One of the central hypotheses about how the diversity of life is generated is known as “adaptive radiation“. This term, popularized by G.G. Simpson in the mid 20th century, encapsulates an idea that is relatively easy to grasp: that the spectacular arrays of morphological and species diversity that we observe in the world are often the result of great bursts of speciation and morphological change. These bursts occur because a single species colonizes a new area, acquires a new adaptation, or suddenly escapes its competitors or natural enemies (possibly by their extinction). This opens up a new universe of possible lifestyles that evolution then drives that species to take up by rapid diversification. Think of the Hawaiian honeycreepers or Darwin’s finches.

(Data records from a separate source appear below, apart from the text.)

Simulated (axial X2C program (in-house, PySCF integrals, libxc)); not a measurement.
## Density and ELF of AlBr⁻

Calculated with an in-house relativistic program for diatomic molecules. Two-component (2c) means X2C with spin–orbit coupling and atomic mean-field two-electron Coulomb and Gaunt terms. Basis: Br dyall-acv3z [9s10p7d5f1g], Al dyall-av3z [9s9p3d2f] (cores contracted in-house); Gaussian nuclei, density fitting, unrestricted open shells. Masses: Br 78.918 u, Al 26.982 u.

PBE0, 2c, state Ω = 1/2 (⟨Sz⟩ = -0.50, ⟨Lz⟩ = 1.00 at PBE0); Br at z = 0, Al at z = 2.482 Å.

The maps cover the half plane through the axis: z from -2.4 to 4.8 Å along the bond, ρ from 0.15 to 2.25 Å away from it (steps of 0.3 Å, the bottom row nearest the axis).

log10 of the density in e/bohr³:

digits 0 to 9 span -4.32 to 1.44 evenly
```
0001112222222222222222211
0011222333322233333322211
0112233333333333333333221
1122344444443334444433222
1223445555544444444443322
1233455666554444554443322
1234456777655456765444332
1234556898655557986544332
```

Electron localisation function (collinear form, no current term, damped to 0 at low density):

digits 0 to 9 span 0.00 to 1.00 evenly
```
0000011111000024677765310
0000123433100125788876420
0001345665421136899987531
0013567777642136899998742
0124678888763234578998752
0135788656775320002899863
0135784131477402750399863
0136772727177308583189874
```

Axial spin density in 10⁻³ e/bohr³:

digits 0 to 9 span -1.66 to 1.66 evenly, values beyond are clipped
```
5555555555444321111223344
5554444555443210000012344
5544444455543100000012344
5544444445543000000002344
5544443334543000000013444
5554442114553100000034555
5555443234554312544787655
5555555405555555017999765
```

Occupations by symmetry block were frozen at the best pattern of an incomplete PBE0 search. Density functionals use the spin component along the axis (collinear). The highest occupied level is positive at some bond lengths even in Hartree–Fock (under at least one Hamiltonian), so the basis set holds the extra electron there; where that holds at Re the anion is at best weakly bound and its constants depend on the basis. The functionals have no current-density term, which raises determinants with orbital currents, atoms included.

The idea holds great sway because it is simple and powerful, but testing it empirically has proven very difficult. This is in part because the actual mechanisms underlying speciation and morphological diversification are exceedingly complex, and in part because many of the groups of organisms which we suspect have adaptively radiated did so long ago, leaving much of the evidence of those mechanisms buried under millions of years of subsequent evolutionary change. A recent experiment by Martin and Wainwright (2013) attacks these issues by manipulating a nascent adaptive radiation of Cyprinodon pupfishes on the island of San Salvador, Bahamas.
Cyprinodon are small fishes that have a habit of becoming isolated in unexpected places. In the United States they are best known for tentatively clinging to life in tiny springs in deserts of the southwest, where they’ve been embroiled in conflicts between conservation and urban and industrial interests over water rights. Almost all of them are dietary generalists that tend to eat a lot of algae. Martin and Wainwright’s study focused on three species that occur in another such unexpectedly isolated locale, a pair of hypersaline lakes on the island of San Salvador, Bahamas.